The Washington politics website Punchbowl News reported that talks have broken down among a small group of senators discussing tightened asylum standards and other possible migration restrictions in exchange for Republican support for a big funding bill for Ukraine, Israel, and the border. The small group was to keep discussing a possible compromise over the December 2-3 weekend, but has not met since Thursday. The Senate’s Democratic majority may introduce the supplemental funding bill as early as December 7 without any of the migration curbs that Republicans are demanding; Republicans may filibuster it.

One of the Republican negotiators, Sen. James Lankford (Oklahoma), voiced optimism on December 3 that “we can get this done by the end of the year.”

The federal judiciary’s Fifth Circuit Court of Appeals ordered Texas on December 1 to remove the “buoy wall” that Gov. Greg Abbott (R) had ordered built in the middle of the Rio Grande in June near Eagle Pass. Abbott said he would appeal to the Supreme Court.

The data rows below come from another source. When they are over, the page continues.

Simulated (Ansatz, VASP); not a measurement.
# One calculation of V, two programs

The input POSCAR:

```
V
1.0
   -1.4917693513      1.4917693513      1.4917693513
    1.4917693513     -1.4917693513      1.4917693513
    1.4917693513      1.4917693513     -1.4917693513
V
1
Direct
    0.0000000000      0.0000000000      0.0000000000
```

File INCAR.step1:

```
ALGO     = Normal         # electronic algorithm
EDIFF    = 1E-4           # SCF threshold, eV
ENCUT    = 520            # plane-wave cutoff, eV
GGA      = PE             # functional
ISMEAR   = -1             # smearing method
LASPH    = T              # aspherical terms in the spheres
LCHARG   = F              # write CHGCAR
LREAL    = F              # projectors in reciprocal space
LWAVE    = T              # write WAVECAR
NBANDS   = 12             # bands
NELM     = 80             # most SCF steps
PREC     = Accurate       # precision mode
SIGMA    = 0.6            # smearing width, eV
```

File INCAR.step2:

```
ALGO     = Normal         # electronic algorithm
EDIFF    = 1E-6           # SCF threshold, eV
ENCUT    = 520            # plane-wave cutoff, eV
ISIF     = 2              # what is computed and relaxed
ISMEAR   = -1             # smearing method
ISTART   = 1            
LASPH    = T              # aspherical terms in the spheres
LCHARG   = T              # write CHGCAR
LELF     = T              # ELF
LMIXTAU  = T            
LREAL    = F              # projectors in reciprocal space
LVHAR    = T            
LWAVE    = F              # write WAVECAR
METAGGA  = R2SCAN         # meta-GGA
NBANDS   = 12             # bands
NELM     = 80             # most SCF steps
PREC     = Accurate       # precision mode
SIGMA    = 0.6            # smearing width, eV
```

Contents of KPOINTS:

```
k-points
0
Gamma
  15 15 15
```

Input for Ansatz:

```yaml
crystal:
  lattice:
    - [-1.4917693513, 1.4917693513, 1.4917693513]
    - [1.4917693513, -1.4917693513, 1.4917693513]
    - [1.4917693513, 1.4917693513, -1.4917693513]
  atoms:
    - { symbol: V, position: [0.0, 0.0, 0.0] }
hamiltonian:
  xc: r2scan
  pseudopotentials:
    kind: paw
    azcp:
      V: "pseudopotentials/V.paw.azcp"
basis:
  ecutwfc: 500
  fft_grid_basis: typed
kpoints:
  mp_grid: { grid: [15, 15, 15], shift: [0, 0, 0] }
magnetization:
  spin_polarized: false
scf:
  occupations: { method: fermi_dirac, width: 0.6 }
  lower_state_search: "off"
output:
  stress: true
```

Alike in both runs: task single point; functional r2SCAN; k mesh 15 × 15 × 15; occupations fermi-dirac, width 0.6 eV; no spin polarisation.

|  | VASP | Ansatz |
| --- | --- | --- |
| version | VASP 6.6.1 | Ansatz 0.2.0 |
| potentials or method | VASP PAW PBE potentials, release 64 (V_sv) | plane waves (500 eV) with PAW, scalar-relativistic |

Border Patrol’s Tucson, Arizona Sector reported apprehending 17,500 migrants in the week ending December 1. If sustained over a month, that rate would hit a monthly threshold—70,000 apprehensions in a single sector—that has only been reached twice after 2000. CBPannounced that it will temporarily close its port of entry in remote Lukeville, Arizona so that officers stationed there may help Border Patrol to process the large numbers of asylum seekers turning themselves in nearby.

A group of 18 migrants from Mexico and Guatemala, including children, was kidnapped after flying from Tijuana to Matamoros for their “CBP One” appointments at the U.S. port of entry there. As of December 3, as many as 17 of the 18 victims may have been released after making ransom payments. The incident highlights the risks to migrants in Tamaulipas, the only Mexican border state to have a Level Four travel warning from the U.S. State Department.

Analyses and Feature Stories

For the second time in ten days, the New York Times published an analysis of Chinese citizens’ increased migration to the U.S.-Mexico border. “Every immigrant I interviewed this year who passed through the Darién Gap,” reporter Li Yuan wrote, “came from a lower middle-class background. They said that they feared falling into poverty if the Chinese economy worsened, and that they could no longer see a future for themselves or their children in their home country.”

Honduras’s ContraCorriente reported on the harrowing experience of Honduran women migrating in an attempt to flee domestic or gender-based violence.

WOLA’s Adam Isacson testified in a November 30 hearing of the House of Representatives’ Foreign Affairs Committee about “the U.S. Border Crisis and the American Solution to an International Problem.” WOLA has posted a page with video excerpts and the text of the written and oral testimonies delivered.